ERIC Number: ED333840
Record Type: RIE
Publication Date: 1990-Jul
Pages: 29
Abstractor: N/A
ISBN: N/A
ISSN: N/A
EISSN: N/A
Available Date: N/A
Controlling for Personal Characteristics, School and Community Characteristics, and High School Curriculum when Estimating the Return to Education. Technical Paper Series.
Altonji, Joseph G.
This paper examines whether failure to control for family background, aptitude, high school quality, high school curriculum, and community characteristics leads to bias in estimates of the economic return resulting from postsecondary education. High school specific fixed effects were used to control for all observed and unobserved characteristics common to students from a given high school and an instrumental variables procedure was used to deal with measurement error in reported education. The estimation was conducted using panel data on several persons from each of a large number of high schools sampled in the National Longitudinal Survey of the High School Class of 1972. Controlling for family background and aptitude and achievement measures led to a substantial reduction in estimates of the rate of return to education. Measurement error was not responsible for the reduction. However, the use of fixed effects to control for high school and community characteristics had only a modest effect on estimates of the rate of return to education, and controlling for high school curriculum made little difference. It is noted that this is an important finding because few data sets permit researchers to control for these factors when estimating the effect of education on wages. Included is an appendix of means and standard deviations. Contains 12 references. (Author)

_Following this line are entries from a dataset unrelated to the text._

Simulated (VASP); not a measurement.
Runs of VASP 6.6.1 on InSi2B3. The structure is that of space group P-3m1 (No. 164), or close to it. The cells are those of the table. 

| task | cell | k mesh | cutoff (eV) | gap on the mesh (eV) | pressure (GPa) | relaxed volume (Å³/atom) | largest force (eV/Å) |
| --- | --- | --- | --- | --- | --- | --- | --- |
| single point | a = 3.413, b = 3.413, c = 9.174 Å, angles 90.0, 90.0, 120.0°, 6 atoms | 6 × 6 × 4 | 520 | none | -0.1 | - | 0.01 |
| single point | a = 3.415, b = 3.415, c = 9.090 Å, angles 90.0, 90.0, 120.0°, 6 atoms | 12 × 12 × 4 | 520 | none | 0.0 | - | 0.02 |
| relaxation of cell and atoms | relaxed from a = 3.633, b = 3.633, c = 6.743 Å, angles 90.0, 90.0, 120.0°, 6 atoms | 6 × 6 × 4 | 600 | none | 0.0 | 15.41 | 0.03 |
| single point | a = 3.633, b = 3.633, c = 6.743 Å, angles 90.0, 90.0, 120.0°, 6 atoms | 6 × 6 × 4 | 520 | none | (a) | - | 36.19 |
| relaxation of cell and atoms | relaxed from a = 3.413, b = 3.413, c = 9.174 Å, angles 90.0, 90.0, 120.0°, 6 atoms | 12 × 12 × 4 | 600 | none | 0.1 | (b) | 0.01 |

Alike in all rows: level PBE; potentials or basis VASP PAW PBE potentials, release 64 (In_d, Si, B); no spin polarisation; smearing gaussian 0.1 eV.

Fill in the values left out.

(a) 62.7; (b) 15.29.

Descriptors: College Bound Students, Community Characteristics, Data Analysis, Educational Benefits, Error of Measurement, Evaluation Problems, Family Characteristics, High School Graduates, High Schools, Higher Education, Individual Characteristics, Institutional Characteristics, Outcomes of Education, Research Methodology, Research Problems, Secondary School Curriculum, Wages
Publication Type: Opinion Papers; Reports - Evaluative
Education Level: N/A
Audience: Researchers
Language: English
Sponsor: Spencer Foundation, Chicago, IL.; Office of Educational Research and Improvement (ED), Washington, DC.
Authoring Institution: National Center on Education and Employment, New York, NY.; Northwestern Univ., Evanston, IL. Center for Urban Affairs and Policy Research.; Rand Corp., Santa Monica, CA.